Compute time to burn tree

Company: Tesla

Role: Backend Engineer

Category: Coding & Algorithms

Difficulty: medium

Interview Round: Onsite

Given the root of a binary tree and the value of a target node that starts burning at time `0`, fire spreads every minute from a burning node to its left child, right child, and parent. Return the number of minutes required for the entire tree to burn. Notes: - All node values are unique. - The tree is not necessarily balanced. - If the tree has only the target node, the answer is `0`. Example idea: if the farthest node from the target is 4 edges away, the tree burns completely in 4 minutes.

Quick Answer: This question evaluates proficiency with tree algorithms, distance computation, and propagation modeling, testing the ability to reason about how a process spreads across parent-child relationships in a tree.

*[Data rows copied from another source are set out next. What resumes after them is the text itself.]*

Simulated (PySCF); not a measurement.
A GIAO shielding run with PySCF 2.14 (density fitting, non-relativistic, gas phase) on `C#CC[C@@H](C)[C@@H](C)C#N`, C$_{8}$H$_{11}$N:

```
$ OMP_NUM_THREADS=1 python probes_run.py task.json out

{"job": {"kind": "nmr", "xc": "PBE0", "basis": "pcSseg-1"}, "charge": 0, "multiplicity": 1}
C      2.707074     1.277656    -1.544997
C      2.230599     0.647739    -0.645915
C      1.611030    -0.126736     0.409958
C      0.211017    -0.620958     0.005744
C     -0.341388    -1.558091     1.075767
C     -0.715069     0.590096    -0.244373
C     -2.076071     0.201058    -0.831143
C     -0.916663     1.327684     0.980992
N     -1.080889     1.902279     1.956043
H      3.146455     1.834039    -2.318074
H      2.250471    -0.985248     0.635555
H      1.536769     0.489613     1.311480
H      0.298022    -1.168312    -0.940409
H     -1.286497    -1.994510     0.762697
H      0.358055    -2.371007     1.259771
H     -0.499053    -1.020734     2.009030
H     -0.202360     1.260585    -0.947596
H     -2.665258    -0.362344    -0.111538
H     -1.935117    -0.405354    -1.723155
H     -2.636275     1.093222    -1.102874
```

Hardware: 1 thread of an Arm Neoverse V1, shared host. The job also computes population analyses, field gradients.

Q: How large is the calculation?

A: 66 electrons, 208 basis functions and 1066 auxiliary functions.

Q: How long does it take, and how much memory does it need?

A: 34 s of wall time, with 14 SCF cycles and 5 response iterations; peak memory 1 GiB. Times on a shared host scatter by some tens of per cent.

You are given a binary tree and the value of a target node that starts burning at time `0`. Every minute, fire spreads from each burning node to its left child, right child, and parent. For this problem, the tree is provided as a level-order list `tree`, where `None` represents a missing node. If a node is stored at index `i`, its left child is at `2*i + 1` and its right child is at `2*i + 2`, as long as those positions exist and are not `None`. Return the number of minutes required for the entire tree to burn. All non-`None` node values are unique. If the tree contains only the target node, the answer is `0`. Example: if the farthest node from the target is 4 edges away, the whole tree burns in 4 minutes.

Constraints

  • `1 <= len(tree) <= 10^5`
  • `tree[0]` is not `None`
  • Each entry in `tree` is either an integer or `None`
  • All non-`None` node values are unique
  • `target` is guaranteed to be one of the non-`None` values in `tree`

Examples

Input: ([1, 2, 3, 4, 5, None, 6], 5)

Expected Output: 4

Explanation: The longest path from node 5 is 5 -> 2 -> 1 -> 3 -> 6, which has 4 edges, so the tree finishes burning in 4 minutes.

Input: ([7], 7)

Expected Output: 0

Explanation: There is only one node, and it is already burning at time 0.

Input: ([1, 2, None, 3, None, None, None, 4], 3)

Expected Output: 2

Explanation: This forms a chain 1 -> 2 -> 3 -> 4. Starting from 3, the farthest node is 1, two edges away.

Input: ([10, 5, 15, 2, 7, 12, 20, None, None, 6, 8], 10)

Expected Output: 3

Explanation: Starting from the root 10, the deepest nodes 6 and 8 are 3 edges away, so the full burn time is 3.

Input: ([1, 2, 3, None, 4, None, None, None, None, 5], 5)

Expected Output: 4

Explanation: The farthest node from 5 is 3 along the path 5 -> 4 -> 2 -> 1 -> 3, which takes 4 minutes.

Input: ([0, -2, 5, -3, -1, None, 9], -2)

Expected Output: 3

Explanation: From -2, the farthest node is 9 along the path -2 -> 0 -> 5 -> 9, so the answer is 3.

Hints

  1. If you can move from a node to its parent as well as its children, the tree behaves like an undirected graph.
  2. Build the parent/adjacency relationships first, then run BFS from the target one minute at a time to find the farthest reachable node.